The Player

Excerpt from the text I created by clicking around Whitney Trettien’s combinatorial thesis on seventeenth-century digital poetry:

Harsdörffer used pieces of wood to make anagrams, designed letter-dice to teach children to build word combinations, and assigned numbers to letters to unlock a poem’s hidden values, earning him the title Der Spielende, or “the Player,” in the Fruchtbringende Gesellschaft. Each of these games uses language not as an abstraction, the purely rational product of the mind, but as quite literally a material object to be manipulated and moved, cut-up and combined.

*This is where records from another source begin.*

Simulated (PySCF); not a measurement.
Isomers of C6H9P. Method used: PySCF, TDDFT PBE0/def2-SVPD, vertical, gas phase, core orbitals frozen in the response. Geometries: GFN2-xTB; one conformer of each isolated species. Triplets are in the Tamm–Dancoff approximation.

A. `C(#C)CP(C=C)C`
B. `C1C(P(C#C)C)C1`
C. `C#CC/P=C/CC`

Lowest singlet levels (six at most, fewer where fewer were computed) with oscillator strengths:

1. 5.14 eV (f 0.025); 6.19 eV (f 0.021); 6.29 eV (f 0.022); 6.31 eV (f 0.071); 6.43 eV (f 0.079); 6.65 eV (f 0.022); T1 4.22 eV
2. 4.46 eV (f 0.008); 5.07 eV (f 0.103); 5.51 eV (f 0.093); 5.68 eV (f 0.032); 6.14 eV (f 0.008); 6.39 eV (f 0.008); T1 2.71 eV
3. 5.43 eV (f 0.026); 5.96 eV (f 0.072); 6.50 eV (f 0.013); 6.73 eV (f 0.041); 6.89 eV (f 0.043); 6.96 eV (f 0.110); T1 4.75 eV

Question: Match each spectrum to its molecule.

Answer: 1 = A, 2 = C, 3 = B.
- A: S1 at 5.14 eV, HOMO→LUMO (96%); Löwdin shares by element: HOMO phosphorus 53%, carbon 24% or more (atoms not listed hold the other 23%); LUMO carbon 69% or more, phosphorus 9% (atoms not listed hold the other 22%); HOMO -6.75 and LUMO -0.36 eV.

The Fünffacher Denckring der Teutschen Sprache, or the Five-fold Thought-ring of the German Language, is a database of the German language composed of five predicate variables: prefixes (forty-eight values), initial letters or diphthongs (fifty values), medial letters (twelve values), final letters of diphthongs (120 values) and suffixes (twenty-four values). Instead of using a table structure, however, each variable is inscribed along the edge of a disc and nested with each of the other discs, forming a simple combinatory mechanism that can generate any information stored in the database.

This “alphabet of human thoughts” remained an undercurrent in Leibniz’s philosophy throughout his life, manifesting itself in a number of different plans: his dream for a networked encyclopedia in which, through linking, every entry was a microcosm of the human macrocosm (see Selcer 29); his lingua characteristica, or notation system for concepts “whose signs or characters serve the same purpose that arithmetical signs serve for numbers” (Leibniz 222); even his notion of “monads—discrete, irreducible primitives that nonetheless reflect the infinity of the spiritual cosmos. More specifically, Leibniz develops his “alphabet” through account of a mathesis universalis, a universal system for storing and generating knowledge.

“The verbal and visual tropes that surround the alphabet cloak the fact that the unit of textual meaning—the letter—lacks meaning itself.”